Nearly 82/100 on Whiskybase is a very respectable mark, although the standard 12yo scores over 85/100. You get the impression that Bunnahabhain fans don’t like the distillery profile being messed around with. Comments online include “very well balanced, beautiful presence”, “lovely rich and complex nose, wine-cask dominated palate and a pleasant finish”, “smooth as silk” and “if you like Bunnahabhain, this one is a must try to take your senses to new places and evolve your knowledge of this fine distillery”.
What Master of Malt have to say:
Nose: Toasted sugar, vanilla, raspberries and a little honey. Palate: Apricot, sea salt, black pepper, more wine cask-influence berry sweetness. Finish: Smoky and quite long. A little bit spicy, too.

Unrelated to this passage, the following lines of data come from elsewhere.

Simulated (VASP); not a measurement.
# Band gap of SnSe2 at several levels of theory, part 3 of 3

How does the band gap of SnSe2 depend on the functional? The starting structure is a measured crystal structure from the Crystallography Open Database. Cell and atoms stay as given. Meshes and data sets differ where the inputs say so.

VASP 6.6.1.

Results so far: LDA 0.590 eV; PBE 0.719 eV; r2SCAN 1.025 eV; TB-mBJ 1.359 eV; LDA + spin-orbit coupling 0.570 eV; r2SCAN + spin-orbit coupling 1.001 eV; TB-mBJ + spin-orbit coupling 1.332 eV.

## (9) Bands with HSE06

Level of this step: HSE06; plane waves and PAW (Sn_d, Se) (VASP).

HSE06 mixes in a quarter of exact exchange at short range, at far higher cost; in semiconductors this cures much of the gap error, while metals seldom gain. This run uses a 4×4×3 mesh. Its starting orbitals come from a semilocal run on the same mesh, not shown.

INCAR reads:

Here’s Horst Luening of Whisky.com with his thoughts about the ‘Eirigh Na Greine’ on YouTube (August 2015):
In 2017 Bunnahabhain decided it was time to update their packaging. Waitrose reduced the new 12yo to under £30 (as they often do) so I picked up a bottle. Not that I took much convincing because this is one of my favourite single malts regardless of price. Bunnahabhain clearly know what the market wants and the 12yo ticks all the boxes with good potency (46.3%), no chill filtration, natural colour, bags of flavour, great value (even at full price) and an age statement!
The use of the new term ‘Small Batch Distilled’ on the packaging got me wondering if the 12yo had changed in flavour but apparently it’s the same old 12yo inside the bottle. The use of ‘Small Batch’ is a vague term that stems from American whiskey production. Perhaps Bunnahabhain got the idea from their Islay neighbour Bowmore who released a NAS (non-age statement) in 2014 called ‘Small Batch’. It refers to small-scale production but there is no requirement to define what ‘small’ actually means. Small compared to what? In fact it’s so meaningless I’ve wasted too many words on it already! 🙂 Moving on….
One thing that’s clear from online reviews is that Bunna fans love this new release, even if it’s just the packaging that’s changed (although there will be subtle differences from batch to batch). Scoring nearly 86/100 on Whiskybase is a fantastic score with previous years tending to score in the range of 84-85/100. Comments online include “nice all man’s friend that is dangerously quaffable”, “fantastic complex whisky that compares with the very best”, “this is a wonderful whisky, rich sherry, oak, salty notes, and light hints of cherry” and “the best 12yr aged malt on the market”.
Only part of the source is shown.